ERISA plans are construed according to federal common law. Dobson v. Hartford Fin. Servs. Group, Inc., 389 F.3d 386, 399 (2d Cir. 2004). Plans are interpreted "as a whole, giving terms their plain meanings." Fay v. Oxford Health Plan, 287 F.3d 96, 104 (2d Cir. 2002). Where contract language is ambiguous, summary judgment is not appropriate.*fn2 Perreca v. Gluck, 295 F.3d 215, 224 (2d Cir. 2002). Whether language is ambiguous is a question of law to be resolved by reference to the contract alone. Fay, 287 F.3d at 104. The court must examine the context of the entire agreement and determine whether a reasonably intelligent person would find the language to be capable of multiple meanings. Id. If summary judgment is denied, relevant extrinsic evidence may be introduced at trial. Following such an inquiry, "absent evidence indicating the intention of the parties, any ambiguity in the language used in an ERISA plan should be construed against the interests of the party that drafted the language." Perreca, 295 F.3d at 223.
The Sterling Supplemental Plan "is intended to provide benefits in excess of the limitations imposed by Sections 401(a)(17) and 415 of the Internal Revenue Code ... to those employees of the Employer participating in the Kodak Retirement Income Plan." (Sterling Supplemental Plan, Introduction.) "Employer" is defined as Sterling. (Id.) As discussed above, Sterling employees were covered under Appendix I of the KRIP until Sterling was sold in the 1994 Transaction.
Eligibility for benefits under the Sterling Supplemental Plan is established as follows:
"Eligible Person" means either (a) any person employed by [Sterling] who is a Participant in KRIP or (b) any person who had previously been, but is not currently, employed by [Sterling] who has a benefit payable under KRIP, whose benefits under KRIP are subject to the Section 401(a)(17) Limitation or the Section 415 Limitation. ....
An Eligible Person shall become a Participant hereunder on the later of the effective date of the Plan or the first day of the calendar year in which his Accrued Benefit under KRIP is limited by the Section 401(a)(17) Limitation or the Section 415 Limitation. (Id. arts. I & II.)
The parties agree that when Coyne left Sterling, in October of 1994, Coyne was not an Eligible Person and therefore was not a Participant under the Sterling Supplemental Plan. (See Joint Statement of Material Facts, ¶¶ 43 & 44 (while employed by Sterling, Coyne's accrued benefit under the KRIP was not limited by § 401(a)(17) or § 415).)

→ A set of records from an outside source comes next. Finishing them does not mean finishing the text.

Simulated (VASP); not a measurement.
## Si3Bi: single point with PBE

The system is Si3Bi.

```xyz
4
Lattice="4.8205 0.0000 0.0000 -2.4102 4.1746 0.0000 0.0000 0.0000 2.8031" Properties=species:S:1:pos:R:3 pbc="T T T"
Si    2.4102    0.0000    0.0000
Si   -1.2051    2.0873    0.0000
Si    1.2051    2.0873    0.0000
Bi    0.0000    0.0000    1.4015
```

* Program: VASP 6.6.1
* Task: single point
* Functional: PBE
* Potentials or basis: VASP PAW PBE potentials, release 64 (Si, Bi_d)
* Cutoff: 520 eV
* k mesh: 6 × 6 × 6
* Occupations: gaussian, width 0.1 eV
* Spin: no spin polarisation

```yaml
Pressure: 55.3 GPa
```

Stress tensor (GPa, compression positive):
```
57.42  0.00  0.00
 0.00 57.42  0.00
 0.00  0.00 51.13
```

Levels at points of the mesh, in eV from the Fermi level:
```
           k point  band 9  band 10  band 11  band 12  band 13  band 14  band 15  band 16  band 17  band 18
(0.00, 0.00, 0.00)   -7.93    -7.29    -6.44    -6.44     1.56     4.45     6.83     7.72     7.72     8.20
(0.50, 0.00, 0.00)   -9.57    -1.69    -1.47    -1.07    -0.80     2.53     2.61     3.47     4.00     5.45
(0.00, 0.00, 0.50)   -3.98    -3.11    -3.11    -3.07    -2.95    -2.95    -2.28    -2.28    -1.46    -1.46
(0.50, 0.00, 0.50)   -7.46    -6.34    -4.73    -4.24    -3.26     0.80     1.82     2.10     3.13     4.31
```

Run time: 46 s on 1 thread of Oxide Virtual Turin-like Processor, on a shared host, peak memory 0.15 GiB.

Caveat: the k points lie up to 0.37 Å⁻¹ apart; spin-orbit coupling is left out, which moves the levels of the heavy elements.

Coyne argues, however, that he subsequently became an Eligible Person under the Sterling Supplemental Plan, by meeting the three requirements of definition (b). First, he is a person who has previously been a Sterling employee. Second, he earns a benefit from Kodak payable under the KRIP. As to the third part of definition (b), Coyne believes there is an ambiguity as to when he became a former employee "whose benefits ... are subject to ... Section 401(a)(17)," but that under either of two possible interpretations he has become an Eligible Person. His first interpretation is that he became an Eligible Person at the end of 1994 -- the first year in which his combined Sterling and Kodak income was greater than $150,000, thus triggering the § 401(a)(17) limitation. (In 1994, § 401(a)(17) limited the pension benefits of employees earning more than $150,000.) His second interpretation is that his benefits were not "subject" to § 401(a)(17) until he retired. He began receiving pension benefits in 2004. Therefore, under this interpretation, 2004 is when he became an Eligible Person.
Defendants offer a different interpretation of an Eligible Person. Defendants argue that definition (b), by using the present tense, restricts eligibility to people who had already retired from Sterling at the time the Sterling Supplemental Plan was adopted. Under definition (b), eligibility for benefits extends to anyone who once worked for Sterling but "is" not currently employed by Sterling and "has" benefits under the KRIP that "are" subject to the § 401(a)(17) limitation. Definition (b) does not encompass people who will retire in the future and will have KRIP benefits, which will be subject to the § 401(a)(17) limitation. Under this view, definition (a) of an Eligible Person covers those who worked for Sterling at the time the plan was adopted, and definition (b) covers those who were retired at the time the plan was adopted. The Sterling Supplemental Plan was adopted in 1994 but made retroactive through January 1, 1991, so it would extend benefits under this interpretation of definition (b) only to high-earning executives who had retired within the three years before the adoption of the plan. The Sterling Supplemental Plan would not, under this interpretation, extend benefits to Coyne, since at the time the plan was adopted he fell under definition (a), "any person employed by the Employer."
The plain language of the plan supports Defendants' interpretation. Coyne argues that definition (b) applies to all former employees, no matter when they left Sterling. If the Sterling Supplemental Plan was intended to cast such a wide net, then definition (b) should simply state that it applies to "any person who has previously been employed by the Employer." Notably, though, definition (b) applies to "any person who had previously been, but is not currently, employed by the Employer." (Emphasis added.) Coyne's interpretation renders superfluous the words "but is not currently."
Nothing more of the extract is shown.